"Wendy and Lucy", director Kelly Reichardt’s follow-up to her 2007 indie marvel, "Old Joy", returns to a Pacific Northwest of equal parts natural beauty and desolation. Dressed in androgynous clothes, her hair chopped and boyish, Michelle Williams stars in Wendy and Lucy as a slacker waif adrift in a subculture of neo-hippie train jumpers building bonfires in the woods, bruised blue collars and a collection of vets and disabled hard-luck cases waiting at the corner store to exchange cans for change.
As Wendy is hauled away to jail, Lucy remains tied to a bicycle rack, one more tragic loss in a string of escalating disasters.These losses come with a devastation comparable to that in Vittorio De Sica’s 1948 neo-realist masterpiece, "The Bicycle Thief".
Unlike Emile Hirsch’s adventuring, Alaska-bound dropout in "Into the Wild", Wendy’s is not a purposeful estrangement from the world.
There are foils and fairy godfathers along the way, but the overall impression Reichardt creates is of a cold, hostile world as immune to individual suffering as the Depressionera America of "They Shoot Horses, Don’t They?" or "The Grapes of Wrath".The only comfort Wendy finds is from the drugstore security guard (Wally Dalton) who first rousts Wendy from sleeping in his parking lot and then watches her contend with the ruined car and lost dog. His gestures of kindness are pitiably small, compromised by his own limited means.

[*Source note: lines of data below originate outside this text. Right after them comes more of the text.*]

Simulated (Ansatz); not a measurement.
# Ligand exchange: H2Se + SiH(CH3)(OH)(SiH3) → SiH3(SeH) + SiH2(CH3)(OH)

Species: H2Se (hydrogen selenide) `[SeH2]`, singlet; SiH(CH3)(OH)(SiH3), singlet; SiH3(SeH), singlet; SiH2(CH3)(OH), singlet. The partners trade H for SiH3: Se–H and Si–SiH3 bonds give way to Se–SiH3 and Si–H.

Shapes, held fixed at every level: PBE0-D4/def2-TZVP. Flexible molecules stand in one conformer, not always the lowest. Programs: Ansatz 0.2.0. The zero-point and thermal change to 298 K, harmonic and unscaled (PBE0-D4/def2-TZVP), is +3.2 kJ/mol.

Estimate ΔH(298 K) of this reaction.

Reichardt allows us so little access to her interior life that she seems opaque, her comatose demeanor hard to identify: Is it deep depression or soft-headedness? "Old Joy" went deep inside the loneliness and need for connection of its heroes, and Wendy and Lucy’s impact often resides in external events. Wendy can feel more like a symbol of economic despair than the soft and pulpy realer-than-real men of "Old Joy". But thank goodness for Reichardt’s committed focus even on symbols in the escalating miseries of our own hard times.